This month I’m embarking on a grand new adventure – putting my books out on audio.
There are a few ways to do this, but there’s really only one game in town if you want wide distribution. That’s ACX, which sells audio books under the audible.com website, as well as under another name that you might be more familiar with: Amazon.
Side note: my iPhone’s speech-to-text translator really doesn’t know what to do when I say “ACX-com.” My favorite transcription? Ineedsex.com. *side-eyes iPhone*
Amazon owns the market for audiobooks distributed online. There are a couple other companies that can help you make them, but none of them has Amazons reach.
The process is pretty straightforward. You create an account on ACX.com, and then you search for your book. The book has to already be on Amazon for it to come up this way, but if it is, it makes the set-up process very easy.
Once you’ve found and selected your book, you’re asked a few questions about the kind of narrator you’re looking for. Do you have a specific gender in mind? A type of voice?
Then you come to the most important part. How the production of your audiobook will be paid for.
Amazon used to offer two options. The first was paid in full, up front, with a pay rate set by SAG-AFTRA – an experienced Narrator will run oyu $150-250 per finished hour.
Just to give you an idea, for my 86,000 word book Skythane, that works out to about 9.2 finished hours. That seems ridiculous, right? I mean, they’re just literally reading your book outloud.
But you have to remember that each finished hour may represent ten hours of work – preparation, recording, rerecording, and mastering your book so it sounds amazing and professional, not to mention all the equipment and the sound room any half-decent narrator needs. These folks are sound wizards.
Unfortunately, the price tag puts audiobook production out of the reach of many independent authors.

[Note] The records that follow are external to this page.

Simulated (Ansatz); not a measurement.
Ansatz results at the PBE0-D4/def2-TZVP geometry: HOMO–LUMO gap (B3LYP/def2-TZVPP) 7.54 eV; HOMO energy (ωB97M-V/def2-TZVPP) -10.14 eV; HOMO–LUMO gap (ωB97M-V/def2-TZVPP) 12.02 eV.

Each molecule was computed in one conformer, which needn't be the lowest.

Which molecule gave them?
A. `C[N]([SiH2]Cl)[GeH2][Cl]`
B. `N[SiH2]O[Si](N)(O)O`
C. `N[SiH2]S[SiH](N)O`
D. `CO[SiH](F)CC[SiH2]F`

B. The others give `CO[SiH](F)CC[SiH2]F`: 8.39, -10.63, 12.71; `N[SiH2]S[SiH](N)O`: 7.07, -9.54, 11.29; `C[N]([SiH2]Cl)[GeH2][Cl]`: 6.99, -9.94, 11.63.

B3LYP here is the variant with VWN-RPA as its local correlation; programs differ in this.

Thankfully there’s another option. You can find a narrator who will work with you on what’s called a royalty share – basically doing the book for free, and then splitting any royalties from the book 50-50.
The advantage of the first option is a higher royalty for you – 45% of the total book sales price. The second option gets you just 20% (with 20% going to the narrator), but with no upfront cost.
The downside of the second option is that many more established narrators won’t give your project a second look. As I mentioned above, audiobook production is a laborious thing, and spending tens of hours on your book if it’s only going to sell 20 copies just doesn’t pencil out.
Some narrators are willing to negotiate a hybrid option, where you pay them a share of your royalties and a flat fee to help defray production costs. This fee is often based on a per finished hour rate that’s often much lower than you would pay up front.
Amazon has now formalized this option as “Royalty Share +.” The advantage here is that you have access to more willing narrators than you would with just the royalty share option, at a much lower cost than you would pay if you were going for freight. But it’s still going to cost you more than flat royalty share.
A couple years ago I put the River City Chronicles up on ACX as simple royalty share, and didn’t get a single bite, in part because the book’s sales wouldn’t support it, and in part because it was 100,000 words long – a lot of work for someone to take a chance on.
The site also asks for an audition script – generally 1-2 pages of the book that the narrator can read to give you an idea how they will handle your various characters and what they sound like. Be sure to pick a section or sections that showcase the various character voices, and provide some short notes about what you are looking for accent wise, etc.
I currently have two ACX projects going. One is for the novella Cailleadhama that I’m doing at full cost – sort of my dip my toes in the water project. That one is almost done, and should release soon.
The other one is The Stark Divide, book one in the Liminal Sky: Ariadne Cycle trilogy.
Once you put your work up on the site, you can either approach individual narrators you’re interested in and ask them to audition, or they can find your work themselves and send in addition.
Side note: if you have a particular narrator you want to work with, you can always approach them outside of ACX, and if they say yes, you can then use the ACX system to request them specifically when you are entering the book info, bypassing the audition process.
I put the Stark Divide one up as Royalty Share+ on ACX, and within 48 hours I had a dozen auditions. Some were from very experienced narrators, while others were from folks newer to the field who were willin to offer a lower pfh price in exchange for getting to narrate the book.
This is where it gets fun. Voices are very subjective. I had an idea what I wanted… something not too deep, with a bit (but not too much) personality. As I listened to the voices, some of them were too deep and serious for what I was looking for – I call them Moviephone voices. Some didn’t sound seasoned enough yet. Of the dozen or so I received, four sounded like they would work for what I wanted.
You can download the audition files, so I did so and ran them by a few friends – authors and readers – and eventually narrowed it down to two. The one I finally chose has a great voice, and is also bring a sound design background – think ambient noice – to the project that I really like. And the rate worked out for both of us.
We’re going into production now, and the sample he sent me (the audition plus sound effects) has me over the moon.
I’ll probably end up using different narrators for different things. I also really like the guy who is doing the novella for me, and I have something in mind for my other top choice from this round, if he’s interested.
So what happens when your book is done?
That, my friends, is a topic for a future column.
To my writing friends – do you do audios for your books? If so, did I get anything wrong? Any tips or other info to add?